I've used Fedora for the first time now. Like Ubuntu and Debian relationships, Fedora is a distribution that started after RedHat release 9 for home-users. RedHat sponsors Fedora heavily, but has put RedHat Enterprise Linux after the Fedora developments. So basically, the community is expected to innovate on the platform and RedHat sits around these developments, sponsoring Fedora where required and streaming those developments back into the enterprise product.
I'm now using a couple of Linux distro's actually. Some of the servers are running on CentOS, where CentOS is basically the opensource distribution of RHEL, as RedHat is required to release the software under the GPL license. So in a sense, CentOS == RHEL without the support contracts.

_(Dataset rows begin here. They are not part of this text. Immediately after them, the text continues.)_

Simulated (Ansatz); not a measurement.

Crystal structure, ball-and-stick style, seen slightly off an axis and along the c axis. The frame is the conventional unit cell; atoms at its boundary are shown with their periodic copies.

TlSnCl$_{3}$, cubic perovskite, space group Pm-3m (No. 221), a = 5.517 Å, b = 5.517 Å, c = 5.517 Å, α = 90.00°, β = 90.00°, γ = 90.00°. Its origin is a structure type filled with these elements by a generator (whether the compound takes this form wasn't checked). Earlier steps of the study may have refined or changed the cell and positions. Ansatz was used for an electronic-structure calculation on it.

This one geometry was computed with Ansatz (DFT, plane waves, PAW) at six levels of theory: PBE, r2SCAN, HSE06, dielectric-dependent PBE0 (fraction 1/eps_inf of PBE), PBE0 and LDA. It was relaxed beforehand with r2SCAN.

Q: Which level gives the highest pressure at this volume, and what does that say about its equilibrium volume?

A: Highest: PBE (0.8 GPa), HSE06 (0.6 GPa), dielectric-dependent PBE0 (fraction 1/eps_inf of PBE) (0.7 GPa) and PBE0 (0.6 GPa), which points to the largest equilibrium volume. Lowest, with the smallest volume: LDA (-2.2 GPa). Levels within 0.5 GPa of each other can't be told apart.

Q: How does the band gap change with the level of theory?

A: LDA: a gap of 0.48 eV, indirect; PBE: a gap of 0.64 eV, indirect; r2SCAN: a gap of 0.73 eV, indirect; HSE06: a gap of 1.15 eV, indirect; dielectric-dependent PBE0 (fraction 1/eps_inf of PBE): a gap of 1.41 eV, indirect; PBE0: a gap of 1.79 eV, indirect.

It's the first time I've been using SELinux as well. I can't say I'm truly happy about it, it's a bit invisible to the first-time user. I've managed to get things started ok and some nice things are coming out of Fedora, but I do think that Ubuntu support for many desktop tasks is slightly better. It's probably because of the widely visited Ubuntu forums. All-in-all, Ubuntu is slightly friendlier for using the platform, but Fedora has some great and innovative features and probably contains things I haven't even discovered yet.
From the software perspective, they seem to have more or less the same availability. RedHat systems use "yum" for package management though and Ubuntu (+Debian) use apt, that's the difference. Personally, I slightly prefer apt still. Install-wise, things are pretty easy nowadays. It all installs without a hitch.